Dr. José António Brandão, a specialist in New France and First Nations history, has been awarded several prestigious research awards in support of his current work on the French Michilimackinac Research Project (FMRP).
The FMRP, of which Brandão is a co-director, aims to identify and translate French language materials related to the early history of Michigan, especially of the Straits of Mackinac region. The first award, which totals $129,000 over five years, was given directly to Mackinac State Historic Parks by the Florence Gould Foundation. This grant will cover travel and research support for Brandao, but also provides funding to acquire additional materials for the French Michilimackinac Research Project Collection and pay for other researchers working in Canadian archives on behalf of the project. The FMRP Collection, which is housed at Western Michigan University represents one of the largest collections outside of France and Canada of French language
documents related to the French presence in North America.
While he was hoping for sabbatical funding, Brandão was pleasantly surprised to learn that the Mackinac Parks and Gould Foundation had provided support for the entire FMRP. The next award, however, came as an even bigger surprise.
Brandão learned in late April that he had also been awarded the Lester J. Cappon Fellowship in Documentary Editing from the Newberry Library in Chicago, home to collections that are central to his research. This award provides up to $5000 to support historical editing projects based on Newberry sources, including photocopying, digitization, copyright fees, publication subventions, and other costs associated with the publication of a edited document or collection of edited documents.. The Cappon grant, which also provides for three months of residency at the Newberry, came as a surprise to Brandão because he did not apply for grant. Rather, as Dr. Buddy Gray, Chair of the Department of History , notes, "the grants committee of the Newberry, at their own initiative, placed Brandao into this category in recognition of his outstanding reputation as a scholar of New France" and the strength of his grant proposal.

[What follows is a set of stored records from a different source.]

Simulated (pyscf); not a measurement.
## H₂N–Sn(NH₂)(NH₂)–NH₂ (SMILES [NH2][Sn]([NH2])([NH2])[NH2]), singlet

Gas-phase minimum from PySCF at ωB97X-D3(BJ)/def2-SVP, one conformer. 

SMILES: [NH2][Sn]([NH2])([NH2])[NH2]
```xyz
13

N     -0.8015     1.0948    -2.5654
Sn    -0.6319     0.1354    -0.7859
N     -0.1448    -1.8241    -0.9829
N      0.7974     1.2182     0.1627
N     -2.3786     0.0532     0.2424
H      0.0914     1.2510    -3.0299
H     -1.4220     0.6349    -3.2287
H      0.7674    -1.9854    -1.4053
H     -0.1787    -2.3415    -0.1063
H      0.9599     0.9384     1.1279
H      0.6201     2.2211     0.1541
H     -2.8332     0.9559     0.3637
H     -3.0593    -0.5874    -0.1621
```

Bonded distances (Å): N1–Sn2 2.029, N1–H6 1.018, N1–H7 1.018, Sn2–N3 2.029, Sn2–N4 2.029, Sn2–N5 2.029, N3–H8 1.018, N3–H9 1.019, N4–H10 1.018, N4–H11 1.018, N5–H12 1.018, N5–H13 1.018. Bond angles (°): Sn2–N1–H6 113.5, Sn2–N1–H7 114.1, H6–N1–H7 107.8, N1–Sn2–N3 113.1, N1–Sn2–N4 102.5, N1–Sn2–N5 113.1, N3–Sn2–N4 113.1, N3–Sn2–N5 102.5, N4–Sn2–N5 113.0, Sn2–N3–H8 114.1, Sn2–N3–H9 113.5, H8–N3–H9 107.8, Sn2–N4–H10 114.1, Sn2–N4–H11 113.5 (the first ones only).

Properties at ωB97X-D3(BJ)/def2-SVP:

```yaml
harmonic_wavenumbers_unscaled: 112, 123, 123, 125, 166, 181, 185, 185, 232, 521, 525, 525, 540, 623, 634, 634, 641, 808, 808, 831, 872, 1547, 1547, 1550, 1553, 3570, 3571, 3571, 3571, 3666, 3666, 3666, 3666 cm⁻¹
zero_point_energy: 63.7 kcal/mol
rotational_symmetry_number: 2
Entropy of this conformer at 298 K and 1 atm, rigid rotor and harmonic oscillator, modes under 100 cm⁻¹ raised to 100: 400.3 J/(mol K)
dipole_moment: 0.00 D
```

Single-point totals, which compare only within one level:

With these prestigious grants in tow, Dr. Brandão will be on sabbatical during the 2010-11 academic year, spending time at the Newberry and working on the forthcoming book, Memoires of Michilimackinac. The proposed project is a book of translated documents related to the French presence in the straits region of Michigan in the years up to 1718. The book will offer corrected, unabridged, and properly annotated and edited versions of three important documents related to the French presence and French-Native relations in the Great Lakes Region. The introduction will serve to place all of the documents in context, summarize their major findings about Michilimackinac, Native cultures, French imperial ambitions in the Great Lakes Region, and possibly resolve the vexing historical question about Louis La Porte de Louvigny's lost memoire and Antoine Laumet, dit Lamothe Cadillac's lost map. The book will be the fourth volume in the series of publications growing out of the French Michilimackinac Research Project which Brandão co-directs with Steven Brisson of Mackinac State Historic Parks. Brandão is the FMRP's academic director.